C3k2_EFM inherits the core design philosophy of C3k2, adopting a Cross Stage Partial architecture to reduce computational redundancy and improve feature reuse efficiency. The basic architecture of this module can be described as follows: input features first undergo channel expansion through 1 × 1 convolution, then are divided along the channel dimension to form two parallel feature processing paths. One path directly transmits features to maintain original information, while the other path undergoes feature enhancement through core processing modules. Finally, both paths are re-fused along the channel dimension and adjusted to the target output dimension through 1 × 1 convolution. When parameter C3k is set to False, C3k2_EFM adopts a basic enhancement strategy, directly replacing Bottleneck modules in the original C3k2 architecture with EFM modules. Under this configuration, the feature processing path consists of n serially connected EFM modules, with each EFM module independently performing edge information enhancement on input features. When parameter C3k is set to True, the system adopts a deep enhancement strategy, replacing C3k modules in the original C3k2 with C3k_EFM modules. The C3k_EFM modules internally contain multiple sequentially connected EFM modules, achieving multi-level progressive enhancement of edge information.

Through the above design, the EFM module enhances the capability of detecting edge information in side-scan sonar images. The specialized edge detection mechanism enables the model to extract and enhance edge features. The dual-branch architecture realizes the effective integration of edge features and spatial features, strengthening the ability to represent features of targets with blurred boundaries. Moreover, the configurable C3k2_EFM can adjust the level of edge information processing according to the complexity of the detection task, providing adaptive capability for different sonar image qualities.

3.4. Neck Improvement

The neck structure in YOLOv11 undertakes the task of integrating and strengthening multi-scale features derived from the backbone network, in turn boosting the model’s ability to detect targets across different scales. However, traditional feature fusion methods frequently encounter challenges in effectively differentiating artifact features produced by sediment coverage or acoustic wave diffraction. This issue is particularly pronounced when handling small targets in regions with low signal-to-noise ratios, where the hierarchical relationships among multi-scale features are vulnerable to high-frequency noise interference. Consequently, target contour information tends to diminish gradually during transmission through the feature pyramid. This phenomenon directly leads to increased miss detection rates for weak reflection targets and complex terrain regions, severely constraining detection accuracy in underwater scenarios.

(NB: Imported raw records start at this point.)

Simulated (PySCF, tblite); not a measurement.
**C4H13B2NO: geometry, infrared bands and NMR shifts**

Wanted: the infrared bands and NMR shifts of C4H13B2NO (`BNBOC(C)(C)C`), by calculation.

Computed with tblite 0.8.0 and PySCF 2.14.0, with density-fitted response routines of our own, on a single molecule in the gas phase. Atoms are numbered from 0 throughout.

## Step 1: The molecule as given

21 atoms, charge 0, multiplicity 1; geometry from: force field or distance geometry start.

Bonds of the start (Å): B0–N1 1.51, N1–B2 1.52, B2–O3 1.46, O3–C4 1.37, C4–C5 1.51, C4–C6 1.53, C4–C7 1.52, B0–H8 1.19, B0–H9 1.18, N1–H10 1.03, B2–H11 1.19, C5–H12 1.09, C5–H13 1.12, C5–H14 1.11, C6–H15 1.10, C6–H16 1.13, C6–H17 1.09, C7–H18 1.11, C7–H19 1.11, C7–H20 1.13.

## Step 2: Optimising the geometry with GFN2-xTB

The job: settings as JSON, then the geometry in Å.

To address the aforementioned issues, we designed the Self-Calibrated Dual Attention (SCDA) module specifically optimized for side-scan sonar target detection grounded in the core concepts of the Shallow Detail Fusion Module [37], and integrated it into the Neck section of YOLOv11. SCDA adopts a two-stage cascade architecture to achieve efficient feature fusion. The first stage focuses on feature cross-calibration, with the main task of enabling shallow and deep features to mutually learn and achieve bidirectional enhancement; the second stage implements multi-scale fusion by processing features through parallel channel attention and spatial attention paths, and refined fusion of enhanced features to generate final outputs. The complete architecture is shown in Figure 4.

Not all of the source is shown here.